Christian Vazquez is clearly glad to be back in the majors.

Rich Gagnon/Getty Images

The Red Sox are back above .500 as Christian Vazquez put on a show in his return to the big league club, leading the way both behind the plate and at it in a 5-3 win.

The bottom of the first...well, it was really only the one at bat that was particularly strange, but it left the whole thing feeling strange. Betts and Pedroia didn't get the Sox started with any great speed, but Xander Bogaerts managed to at least keep the Sox alive by reaching outside to just tap a single through the right side of the infield. David Ortiz' at bat wasn't the odd one. He just launched a double to dead center that nearly got out, plating Xander from first with ease to give the Red Sox a run.

Then up came Hustlin' Hanley Ramirez, who put his own hustle in jeopardy by punching a foul ball right into his own foot, taking a seat at the plate. He would stay in the game, however, and then toss his bat almost into the stands in the process of striking out. But, after a brief pause, Ramirez realized that just as the bat got away from him, the ball had escaped catcher Josh Thole, allowing him to leg out a free base and extend the inning. Travis Shaw made good by planting a double off the Monster, and while he found himself caught in a rundown between second and third, the Sox had their second and third runs all the same.

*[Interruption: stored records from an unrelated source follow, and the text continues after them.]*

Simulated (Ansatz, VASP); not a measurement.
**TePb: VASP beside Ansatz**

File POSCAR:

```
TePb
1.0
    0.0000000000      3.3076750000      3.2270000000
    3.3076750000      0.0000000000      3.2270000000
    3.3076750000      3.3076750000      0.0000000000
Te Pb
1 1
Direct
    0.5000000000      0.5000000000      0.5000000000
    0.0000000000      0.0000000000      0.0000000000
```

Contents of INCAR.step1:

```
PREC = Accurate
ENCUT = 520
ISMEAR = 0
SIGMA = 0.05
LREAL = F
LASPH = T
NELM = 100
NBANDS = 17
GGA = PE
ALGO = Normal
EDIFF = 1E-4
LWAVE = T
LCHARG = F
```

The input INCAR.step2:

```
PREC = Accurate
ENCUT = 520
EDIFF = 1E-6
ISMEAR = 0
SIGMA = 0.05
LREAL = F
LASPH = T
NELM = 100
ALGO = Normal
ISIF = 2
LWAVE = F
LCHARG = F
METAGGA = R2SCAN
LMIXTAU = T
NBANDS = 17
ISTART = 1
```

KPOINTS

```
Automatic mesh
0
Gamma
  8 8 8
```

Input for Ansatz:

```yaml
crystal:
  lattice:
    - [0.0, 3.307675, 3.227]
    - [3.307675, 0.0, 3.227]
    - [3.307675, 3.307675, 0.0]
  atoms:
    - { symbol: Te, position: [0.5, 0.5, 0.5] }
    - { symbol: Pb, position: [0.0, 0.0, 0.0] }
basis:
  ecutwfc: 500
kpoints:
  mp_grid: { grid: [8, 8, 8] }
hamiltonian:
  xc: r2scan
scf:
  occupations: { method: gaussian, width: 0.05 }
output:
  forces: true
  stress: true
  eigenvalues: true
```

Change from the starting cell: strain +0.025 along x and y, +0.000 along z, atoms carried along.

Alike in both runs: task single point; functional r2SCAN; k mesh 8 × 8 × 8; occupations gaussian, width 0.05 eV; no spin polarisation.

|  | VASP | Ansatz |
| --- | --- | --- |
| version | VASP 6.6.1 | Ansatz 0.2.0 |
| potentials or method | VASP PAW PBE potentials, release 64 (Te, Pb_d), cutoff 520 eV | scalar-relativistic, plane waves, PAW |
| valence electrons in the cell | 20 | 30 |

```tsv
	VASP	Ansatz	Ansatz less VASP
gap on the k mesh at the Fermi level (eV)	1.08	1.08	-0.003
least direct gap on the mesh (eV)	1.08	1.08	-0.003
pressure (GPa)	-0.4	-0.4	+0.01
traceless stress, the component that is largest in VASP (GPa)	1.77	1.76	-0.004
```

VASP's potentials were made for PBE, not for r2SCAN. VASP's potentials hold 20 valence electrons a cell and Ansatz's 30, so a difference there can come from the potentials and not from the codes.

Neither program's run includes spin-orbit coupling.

So the Red Sox had a first-inning lead, which has been true in two other games this year: their game one and two losses to the Orioles. Ominous! How will Rick Porcello handle this with Christian Vazquez behind the plate?

Honestly? Not all that differently from how he handled the Blue Jays last time. This was, like his start in Toronto, a mixed outing for Rick Porcello, but largely positive. He started off struggling to hit the spots established by Christian Vazquez, which is the fear when it comes to the young catcher's ability to influence his pitchers (he can't throw the pitches himself, after all). This would come back to bite him in a big way when, with Vazquez set up outside, he delivered a high fastball over the plate to Edwin Encarnacion. E5 crushed it for a solo shot, and the Jays were back within a pair.

Porcello would find himself in some more trouble in the second when he came a bit too far inside and hit Troy Tulowitzki, But a curveball earned a swinging strikeout of Justin Smoak, and Vazquez delivered a snap throw to first, catching Tulowitzki off the bag for the inning-ending double play. And from there, Porcello started actually finding the glove. Which is just that much more important with Vazquez behind the plate. The strikeout of Smoak started a stretch of twelve straight batters retired by Porcello. Yes, 1-2-3 innings from a mid-rotation Red Sox starter, including outs from the heart of this dangerous Blue Jays lineup.

The Red Sox would get Porcello his run back in the bottom of the second, with Christian Vazquez also contributing on offense with a double off the wall, scoring on a Mookie Betts single. He'd even score their fifth run all the way in the sixth, after a leadoff single. He could've had three hits but for a perfectly placed Smoak at first base in the fourth.

Of course, for those keeping score, there's something missing from this Porcello game if it's going to come out looking similar to his first outing against the Blue Jays. And sure enough, come the seventh with Jose Bautista on base, he misplaced another fastball over the middle, once again to Edwin Encarnacion. In Toronto he gave up four runs, all of them coming on two homers to Jose Bautista. This time it was three on two homers to Edwin Encarnacion.

But again, that'll just kind of happen. Rick Porcello has 15 strikeouts and two walks and has kept the Red Sox 100% in the game for two starts against this nasty Blue Jays lineup. Get him away from Bautista and Encarnacion, and we might start seeing some truly good results to go with all those strikeouts.

For tonight, though, 6.1 innings with three earned was enough. It got the ball into the hands of Junichi Tazawa, Koji Uehara, and Craig Kimbrel with the lead. And while Kimbrel ran into a bit of trouble when a two-out broken bat bloop led into a walk, he delivered a no-chance curveball to Justin Smoak that cut in from well outside to cross the bottom of the zone for strike two, then blew him away with a completely unhittable inside fastball at 98 to end the game.